RIYADH (AFP) – Saudi Arabia said yesterday it will offer tourist visas for the first time, opening up the kingdom to holidaymakers as part of a push to diversify its economy away from oil.
Kickstarting tourism is one of the centrepieces of Crown Prince Mohammed bin Salman’s Vision 2030 reform programme to prepare the biggest Arab economy for a post-oil era.
The announcement comes just two weeks after devastating attacks on Saudi Arabia’s oil infrastructure – blamed by Washington on Iran – which roiled global energy markets and raised fears of a wider regional conflict.
“Opening Saudi Arabia to international tourists is a historic moment for our country,” Tourism Chief Ahmed al-Khateeb said in a statement.
“Visitors will be surprised… by the treasures we have to share – five UNESCO World Heritage Sites, a vibrant local culture and breathtaking natural beauty.”
Saudi Arabia will open applications for online tourist visas to citizens of 49 countries today, Bloomberg News quoted Khateeb as saying.
Khateeb said the kingdom will also ease its strict dress code for foreign women, allowing them to go without the body-shrouding abaya robe that is still mandatory public wear for Saudi women.

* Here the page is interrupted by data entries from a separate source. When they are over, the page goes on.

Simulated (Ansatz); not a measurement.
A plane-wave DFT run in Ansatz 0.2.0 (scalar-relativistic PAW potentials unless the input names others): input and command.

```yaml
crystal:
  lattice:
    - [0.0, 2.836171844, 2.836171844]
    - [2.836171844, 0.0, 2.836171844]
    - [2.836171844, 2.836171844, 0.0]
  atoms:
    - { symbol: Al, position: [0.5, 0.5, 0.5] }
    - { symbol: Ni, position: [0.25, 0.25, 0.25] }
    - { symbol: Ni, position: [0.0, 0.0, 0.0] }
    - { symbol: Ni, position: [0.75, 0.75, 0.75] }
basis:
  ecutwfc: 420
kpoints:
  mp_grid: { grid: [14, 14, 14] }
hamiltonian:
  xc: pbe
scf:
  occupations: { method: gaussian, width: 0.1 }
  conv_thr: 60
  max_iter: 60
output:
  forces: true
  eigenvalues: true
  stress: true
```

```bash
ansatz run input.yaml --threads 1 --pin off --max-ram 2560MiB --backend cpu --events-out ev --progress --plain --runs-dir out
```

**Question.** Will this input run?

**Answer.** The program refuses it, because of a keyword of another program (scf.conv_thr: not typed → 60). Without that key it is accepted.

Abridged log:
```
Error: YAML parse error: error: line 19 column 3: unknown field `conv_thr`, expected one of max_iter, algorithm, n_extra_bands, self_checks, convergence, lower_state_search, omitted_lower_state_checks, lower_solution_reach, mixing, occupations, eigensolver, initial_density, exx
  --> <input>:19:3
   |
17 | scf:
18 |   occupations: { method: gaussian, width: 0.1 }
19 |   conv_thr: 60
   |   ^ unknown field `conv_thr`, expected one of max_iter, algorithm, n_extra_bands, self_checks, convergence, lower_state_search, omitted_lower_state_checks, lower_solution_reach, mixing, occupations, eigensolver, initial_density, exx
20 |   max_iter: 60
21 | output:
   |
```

Foreign women, however, will be required to wear “modest clothing”, he added, without elaborating.
Visas in the desert kingdom, endowed with rich bedouin heritage and archaeological sites, are currently restricted to expat workers, their dependents and Muslim pilgrims travelling to holy sites in Makkah and Madinah.
In a rare move, Saudi Arabia last year began issuing temporary visas to visitors to attend sporting and cultural events in a bid to kickstart tourism. Prince Mohammed is seeking to change that through a sweeping liberalisation drive that has brought new cinemas, concerts and sporting extravaganzas to Saudi Arabia.
The government, reeling from low oil prices, said it hopes tourism will contribute up to 10 per cent of the gross domestic product by 2030, compared to three per cent currently.
It says by 2030 it aims to attract up to 100 million annual visits by both domestic and foreign tourists. But the kingdom currently lacks the infrastructure to accomodate visitors in such high numbers, with officials estimating 500,000 new hotel rooms will be required nationwide over the coming decade.
The sector is expected to create up to one million tourism jobs, the government says, as it battles high youth unemployment.
Saudi Arabia has splurged billions in an attempt to build a tourism industry from scratch.
In 2017, the kingdom announced a multi-billion dollar project to turn 50 islands and other pristine sites on the Red Sea into luxury resorts.